On Mar 30, 2007, at 4:46 PM, Josh Berkus wrote: Erik,
You'er welcome! However, I believe our situation is very different from what you're testing if I understand you correctly. Are you saying that you're entire database will fit in memory? If so, then these are very different situations as there is no way ours could ever do that. In fact, I'm not sure that forcedirectio would really net you any gain in that situation as the IO service time will be basically nil if the filesystem cache doesn't have to page which I would think is why your seeing what you are.
Even more interesting. I guess we've been doing too much work with benchmark workloads, which tend to be smaller databases.
Thing is, there's *always* I/O for a read/write database. If nothing else, updates have to be synched to disk.
Right. But, how *much* I/O?
Anyway ... regarding the mystery transactions ... are you certain that it's not your application? I can imagine that, if your app has a fairly tight retry interval for database non-response, that I/O sluggishness could result in commit attempts spinning out of control.

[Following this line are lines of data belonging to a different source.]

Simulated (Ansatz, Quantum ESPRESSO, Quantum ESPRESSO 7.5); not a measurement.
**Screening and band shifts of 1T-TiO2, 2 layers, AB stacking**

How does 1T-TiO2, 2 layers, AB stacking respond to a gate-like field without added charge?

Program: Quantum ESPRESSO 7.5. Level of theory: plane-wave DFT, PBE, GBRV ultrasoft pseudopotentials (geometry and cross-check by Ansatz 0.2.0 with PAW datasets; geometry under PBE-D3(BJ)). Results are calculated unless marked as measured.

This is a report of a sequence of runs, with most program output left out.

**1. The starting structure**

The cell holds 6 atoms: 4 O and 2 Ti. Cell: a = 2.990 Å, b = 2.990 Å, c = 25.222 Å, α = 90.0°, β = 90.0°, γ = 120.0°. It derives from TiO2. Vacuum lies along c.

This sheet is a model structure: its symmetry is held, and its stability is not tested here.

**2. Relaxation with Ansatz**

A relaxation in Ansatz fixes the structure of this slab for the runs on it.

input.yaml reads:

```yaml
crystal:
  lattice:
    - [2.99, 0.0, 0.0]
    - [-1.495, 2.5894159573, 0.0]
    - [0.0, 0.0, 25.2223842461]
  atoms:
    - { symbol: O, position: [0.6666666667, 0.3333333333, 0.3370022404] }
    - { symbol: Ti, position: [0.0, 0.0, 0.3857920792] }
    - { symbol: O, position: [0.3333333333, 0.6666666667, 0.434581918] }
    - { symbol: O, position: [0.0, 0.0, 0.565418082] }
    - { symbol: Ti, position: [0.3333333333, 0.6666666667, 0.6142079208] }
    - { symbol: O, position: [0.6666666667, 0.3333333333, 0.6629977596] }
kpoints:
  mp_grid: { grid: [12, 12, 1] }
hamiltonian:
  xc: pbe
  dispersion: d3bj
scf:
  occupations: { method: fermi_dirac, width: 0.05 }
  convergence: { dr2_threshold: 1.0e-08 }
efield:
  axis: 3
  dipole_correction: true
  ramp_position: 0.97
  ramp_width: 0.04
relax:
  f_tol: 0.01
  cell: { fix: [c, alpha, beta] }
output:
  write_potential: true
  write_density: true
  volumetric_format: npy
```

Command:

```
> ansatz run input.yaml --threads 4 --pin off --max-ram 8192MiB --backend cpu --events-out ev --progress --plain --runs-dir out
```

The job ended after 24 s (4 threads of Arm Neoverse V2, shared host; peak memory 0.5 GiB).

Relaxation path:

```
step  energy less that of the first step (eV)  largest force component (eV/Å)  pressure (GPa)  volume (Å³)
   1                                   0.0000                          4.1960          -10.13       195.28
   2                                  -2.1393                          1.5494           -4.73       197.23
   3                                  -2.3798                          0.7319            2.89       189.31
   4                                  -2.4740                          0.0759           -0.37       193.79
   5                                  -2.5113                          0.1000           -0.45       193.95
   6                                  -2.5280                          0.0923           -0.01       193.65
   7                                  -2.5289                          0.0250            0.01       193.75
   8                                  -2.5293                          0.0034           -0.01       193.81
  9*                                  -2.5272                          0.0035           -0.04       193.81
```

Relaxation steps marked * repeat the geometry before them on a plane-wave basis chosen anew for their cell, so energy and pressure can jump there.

Well, our application code itself doesn't retry queries if the db is taking a long time to respond. However, we do have a number of our servers making db connections via pgpool so you may be on to something here. While I will be taking these questions to the pgpool lists, I'll posit them here as well: If a pgpool child process reaches it's connection lifetime while waiting on a query to complete, does pgpool retry the query with another child? If a connection thus dies, does the transaction complete normally on the server? If the answers to these questions are both yes, this could definitely be what was happening.